Mr Indemnity sent me a link this afternoon to a NYT article about how Chinese drywall in new construction is making homeowners sick and their appliances and electrical systems fail, because he knows how I like to get wound up about cheap Chinese crap and how it's ruining our economy and probably killing us all. Thanks, Mr Indemnity!
But one sentence stood out. I quote: "The Commission recently sent investigators to China to meet with manufacturers and visit mines that produce the drywall, and China has sent experts to visit affected homes in the United States." Excuse me? Drywall mines? What the hell *is* drywall? I didn't think it was a substance found in, y'know, nature. Do you think Sleepy, Dopey, Grumpy, and the rest were down the shaft excavating drywall with their pickaxes? Did Loretta Lynn write any songs called "Drywall Miner's Daughter"? And I don't know the entire periodic table, but I'm fairly sure drywall isn't on it.
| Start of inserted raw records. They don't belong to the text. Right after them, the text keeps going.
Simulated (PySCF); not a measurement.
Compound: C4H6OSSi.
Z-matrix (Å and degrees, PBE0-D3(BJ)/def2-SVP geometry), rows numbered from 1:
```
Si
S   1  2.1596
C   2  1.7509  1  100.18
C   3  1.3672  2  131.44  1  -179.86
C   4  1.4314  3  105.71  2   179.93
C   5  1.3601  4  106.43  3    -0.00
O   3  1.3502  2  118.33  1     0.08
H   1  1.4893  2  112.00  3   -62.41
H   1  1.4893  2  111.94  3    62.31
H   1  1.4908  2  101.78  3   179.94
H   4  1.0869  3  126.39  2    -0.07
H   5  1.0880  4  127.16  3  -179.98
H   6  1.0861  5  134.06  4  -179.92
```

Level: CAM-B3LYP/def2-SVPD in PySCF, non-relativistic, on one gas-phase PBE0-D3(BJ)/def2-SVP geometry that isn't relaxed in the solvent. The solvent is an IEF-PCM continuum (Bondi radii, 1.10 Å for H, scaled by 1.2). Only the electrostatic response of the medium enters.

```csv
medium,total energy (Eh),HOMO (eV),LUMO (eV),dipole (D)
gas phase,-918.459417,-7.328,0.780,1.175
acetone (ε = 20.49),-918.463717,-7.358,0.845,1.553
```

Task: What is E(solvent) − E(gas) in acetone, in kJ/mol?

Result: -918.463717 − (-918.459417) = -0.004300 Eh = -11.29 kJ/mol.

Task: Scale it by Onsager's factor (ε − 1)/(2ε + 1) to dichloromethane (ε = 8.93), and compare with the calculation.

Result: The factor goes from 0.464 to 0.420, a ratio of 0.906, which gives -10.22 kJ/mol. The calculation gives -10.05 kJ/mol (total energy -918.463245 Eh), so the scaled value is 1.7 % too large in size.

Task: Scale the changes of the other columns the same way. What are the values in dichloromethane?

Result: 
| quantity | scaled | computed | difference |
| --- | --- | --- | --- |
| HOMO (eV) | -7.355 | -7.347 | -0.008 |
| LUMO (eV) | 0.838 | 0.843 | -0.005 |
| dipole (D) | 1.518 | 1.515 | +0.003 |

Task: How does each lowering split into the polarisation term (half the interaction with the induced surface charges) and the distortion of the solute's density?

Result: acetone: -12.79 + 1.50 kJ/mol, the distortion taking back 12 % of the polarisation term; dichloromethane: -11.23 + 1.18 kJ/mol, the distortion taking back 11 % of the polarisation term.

I call shenanigans on this one.
xoxo
Addendum: Mr Indemnity just emailed me that drywall is primarily gypsum, therefore the mines referenced are gypsum mines. To which I say, sloppy fucking writing NYT.
4 comments:
Drywall is made of gypsum.
A lot of the Chinese stuff gives off sulphur vapors among other caustic things. Ironically, when NBC news had a college chem lab in Florida test it against the US stuff, it turns out that a lot of the US stuff gives off more fumes than the Chinese stuff.
Lots of lawsuits and people losing their homes.
Gotta love living in late nineteenth century chic here in Shangri-Lowell, where I believe it was even too early for asbestos.
I live in a semi-ancient house where many of the walls are ol'-time lath and plaster. Praise be!
What I can't figure is that sulphur is at least as valuable as gypsum. And nobody can figure out how to split the minerals? Sheesh!
*When I was a boy*, we called this stuff sheet rock. The gypsum is why. Just to prove that lath and plaster walls are old than I am.
God, you men and your "science" and your "facts" are a buzzkill. Will no one indulge me my fantasy of singing dwarves mining perfectly rectangular sheets from the drywall cavern? Sigh.
Admit it, "Drywall Miners Daughter" was hilarious.
And those NYT writers are sloppy sloppy sloppy.
You could still have seven dwarves mining gypsum, but their names all have to begin with G.